On Monday, October 25, 2004, 12:55:07 PM, Chris Santerre wrote:
From: Jeff Chan [mailto:jeffc@surbl.org]
Might it be better to set up the blog spam domains as a separate list inside multi, but testing them first? We would still want to find a way to minimize collateral damage and keep otherwise legitimate domains off a blog list.

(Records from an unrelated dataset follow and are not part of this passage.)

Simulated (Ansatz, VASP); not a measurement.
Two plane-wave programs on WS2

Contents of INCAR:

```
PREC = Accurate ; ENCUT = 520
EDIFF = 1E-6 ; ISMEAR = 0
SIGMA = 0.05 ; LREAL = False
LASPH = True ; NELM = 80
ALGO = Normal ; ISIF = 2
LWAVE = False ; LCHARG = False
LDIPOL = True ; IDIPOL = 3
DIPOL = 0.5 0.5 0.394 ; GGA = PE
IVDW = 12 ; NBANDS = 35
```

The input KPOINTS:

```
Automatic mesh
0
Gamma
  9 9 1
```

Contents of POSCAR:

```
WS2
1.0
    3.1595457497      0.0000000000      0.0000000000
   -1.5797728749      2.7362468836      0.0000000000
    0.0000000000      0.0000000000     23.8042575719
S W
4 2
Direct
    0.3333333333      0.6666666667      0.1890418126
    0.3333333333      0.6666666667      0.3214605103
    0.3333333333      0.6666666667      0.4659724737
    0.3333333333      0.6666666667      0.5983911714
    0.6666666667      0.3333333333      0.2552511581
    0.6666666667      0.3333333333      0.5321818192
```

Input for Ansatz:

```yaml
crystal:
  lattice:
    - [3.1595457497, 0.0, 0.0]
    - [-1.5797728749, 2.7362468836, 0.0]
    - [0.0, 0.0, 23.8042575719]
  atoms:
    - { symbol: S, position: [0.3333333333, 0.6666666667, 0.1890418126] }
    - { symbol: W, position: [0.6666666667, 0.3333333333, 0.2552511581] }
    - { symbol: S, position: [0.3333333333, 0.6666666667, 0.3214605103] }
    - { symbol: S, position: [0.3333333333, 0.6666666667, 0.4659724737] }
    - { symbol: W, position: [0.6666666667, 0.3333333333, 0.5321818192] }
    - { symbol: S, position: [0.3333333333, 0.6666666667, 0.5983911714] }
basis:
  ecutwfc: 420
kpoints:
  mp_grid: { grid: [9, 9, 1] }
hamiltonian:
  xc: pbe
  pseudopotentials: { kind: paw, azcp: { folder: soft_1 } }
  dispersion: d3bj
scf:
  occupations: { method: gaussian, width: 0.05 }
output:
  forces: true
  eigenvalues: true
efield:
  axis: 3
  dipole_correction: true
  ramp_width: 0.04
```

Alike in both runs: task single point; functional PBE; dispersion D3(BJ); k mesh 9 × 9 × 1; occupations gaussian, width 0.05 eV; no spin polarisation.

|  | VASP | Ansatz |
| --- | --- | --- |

Legitimate domains like greatnow.com?
http://www.blackjack.greatnow.com http://www.viaga-viagra.greatnow.com http://www.debtconsolidation.greatnow.com http://generic-cialis.greatnow.com http://www.ed.greatnow.com/ http://www.bulk-email.greatnow.com http://www.bonds.greatnow.com http://www.1-dating.greatnow.com http://www.credit-card.greatnow.com http://www.car-insurance.greatnow.com
Probably every free hosting site has abuse, but most have far more legitimate uses than abusive ones. greatnow may be an exception. I did find a ton of blog spam for it on google, as you suggested. The real question is how much legitimate use they have. I did apparently find some, but it doesn't mean they're a whitehat. They could be a blackhat with a few incidental or unintentional legitimate users. :-(
The question deserves some research. The reason I brought them up is because some had an apparent legitimate use for greatnow.com. That's usually a reason to not list them.
We got the UC list covered. It isn't in the SURBL group. You don't have to worry about it.
--Chris
If we're thinking about setting up a blog list (as we were earlier), then it might be useful to test the data before using it, don't you agree?
I don't see how dumping lists with arbitrary FPs onto UC helps either UC or SURBLs. In fact it's one of the bad things we predicted: that a grey list would become a dumping ground with some FPs and some domains that belong on a blocklist, all sitting there underclassified, unchecked or ignored.
It's better to do things openly and let people check new data sources together.
Jeff C. -- "If it appears in hams, then don't list it."